All of us who were bookworms in childhood can identify with that experience. I don’t remember much of my youth but I can still recall exactly where I was when I read the end of To Kill A Mockingbird: sitting on a log in some neighbor’s front yard, having put the paperback in my pocket before setting out ostensibly to take the dog for a walk. And on a difficult bus trip to San Francisco, I buried myself in the Little Blue Book of Macbeth and came across the encouraging lines “Time and the hour/run through the roughest day.” I was on the bus with my parents, but seated separately; they were barely speaking to one another, having had another of the fights over my father’s extreme stay-at-home habits–this one followed by “Well, maybe you’d like to go to San Francisco (about 40 miles)?” “Driving and parking there is too awful.” and so on, until we ended up a silent trio on Greyhound.

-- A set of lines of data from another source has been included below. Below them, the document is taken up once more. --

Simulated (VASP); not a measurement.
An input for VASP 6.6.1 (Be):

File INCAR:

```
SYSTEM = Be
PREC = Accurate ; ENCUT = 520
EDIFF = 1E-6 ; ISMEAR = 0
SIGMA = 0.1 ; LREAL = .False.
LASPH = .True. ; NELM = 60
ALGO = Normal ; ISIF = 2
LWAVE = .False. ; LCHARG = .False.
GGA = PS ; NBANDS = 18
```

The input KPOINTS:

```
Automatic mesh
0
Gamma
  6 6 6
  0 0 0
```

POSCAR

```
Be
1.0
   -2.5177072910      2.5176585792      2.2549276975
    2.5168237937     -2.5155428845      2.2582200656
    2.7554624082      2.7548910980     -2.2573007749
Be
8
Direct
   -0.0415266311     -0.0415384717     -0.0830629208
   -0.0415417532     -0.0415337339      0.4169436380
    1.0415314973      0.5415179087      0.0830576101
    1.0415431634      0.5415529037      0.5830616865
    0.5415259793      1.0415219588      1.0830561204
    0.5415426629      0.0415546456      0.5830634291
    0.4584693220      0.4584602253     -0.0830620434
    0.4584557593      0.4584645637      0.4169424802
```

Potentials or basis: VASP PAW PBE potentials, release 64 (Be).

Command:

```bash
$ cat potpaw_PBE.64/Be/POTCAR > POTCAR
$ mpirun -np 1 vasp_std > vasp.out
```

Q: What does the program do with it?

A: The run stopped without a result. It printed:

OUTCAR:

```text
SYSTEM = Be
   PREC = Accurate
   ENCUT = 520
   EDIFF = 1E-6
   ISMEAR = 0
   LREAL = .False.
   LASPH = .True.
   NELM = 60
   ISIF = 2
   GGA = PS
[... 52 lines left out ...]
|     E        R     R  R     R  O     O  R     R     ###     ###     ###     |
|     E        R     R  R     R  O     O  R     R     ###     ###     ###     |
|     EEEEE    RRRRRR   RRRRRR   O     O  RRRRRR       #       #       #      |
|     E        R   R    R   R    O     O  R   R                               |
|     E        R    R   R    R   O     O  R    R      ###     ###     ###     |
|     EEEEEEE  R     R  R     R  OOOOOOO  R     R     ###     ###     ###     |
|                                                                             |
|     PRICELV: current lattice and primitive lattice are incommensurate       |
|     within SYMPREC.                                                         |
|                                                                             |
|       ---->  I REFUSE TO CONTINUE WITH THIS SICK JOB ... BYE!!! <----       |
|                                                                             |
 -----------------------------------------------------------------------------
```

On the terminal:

I still have that 15-cent copy of Macbeth, and most of the other LBB’s that I acquired. The titles in this line included a lot of classics, not just because they were copyright-free, but because Haldemann-Julius had an agenda: a mixture of the classical, the progressive, and the useful.

Here’s a sampling of titles [my apologies for such a long list, but, I confess, when I started looking at the lists on the Penn State Axe Library site, I found it hard to stop selecting examples!] :

1a. The Ballad of Reading Jail, by Oscar Wilde. First Edition. [Cover title.] People’s Pocket Series. [1919] [

1b. Rubaiyat of Omar Khayyam. Second Edition. [Cover title.] People’s Pocket Series. [1919]

3a. Walt Whitman’s Poems. [1920.]

17c. On Walking, by Henry David Thoreau. [1921.]

60a. Emerson’s Essays. [1920.]

90c. The Mikado, by W. S. Gilbert.

94a. Trial and Death of Socrates. [1920.]

95a. Confessions of an Opium Eater, by Thomas De Quincey. [1920.]

60a. Emerson’s Essays. [1920.]

140a. America’s Prison Hell, by Kate O’Hare. [1920.

1001. Tales of Italian Bandits [by] Washington Irving. [1927.]

1002. A Dictionary of Sea Terms [by] Frank Wells. [1926.]

1003. How to Think Logically [by] Leo Markun. [1926.]

1004. How to Save Money [by] J. George Frederick. [1926.]

1005. How to Enjoy the Orchestra [by] Isaac Goldberg. [1926.]

1006. A Book of Children’s Games [by] Grace Perkins. [1926.]

1008. The Origin of Religion [by] Joseph McCabe. [1926.]

1009. Typewriting Self Taught [by] Miriam Allen DeFord. [1926.]

1010. A Handbook for Amateur Magicians [by] George Milburn. [1926.]

1011. Pocket Dictionary, English-French, French-English [by] Vance Randolph. [1927.]

1014. The Best American Jokes, edited by Clement Wood. [1926.]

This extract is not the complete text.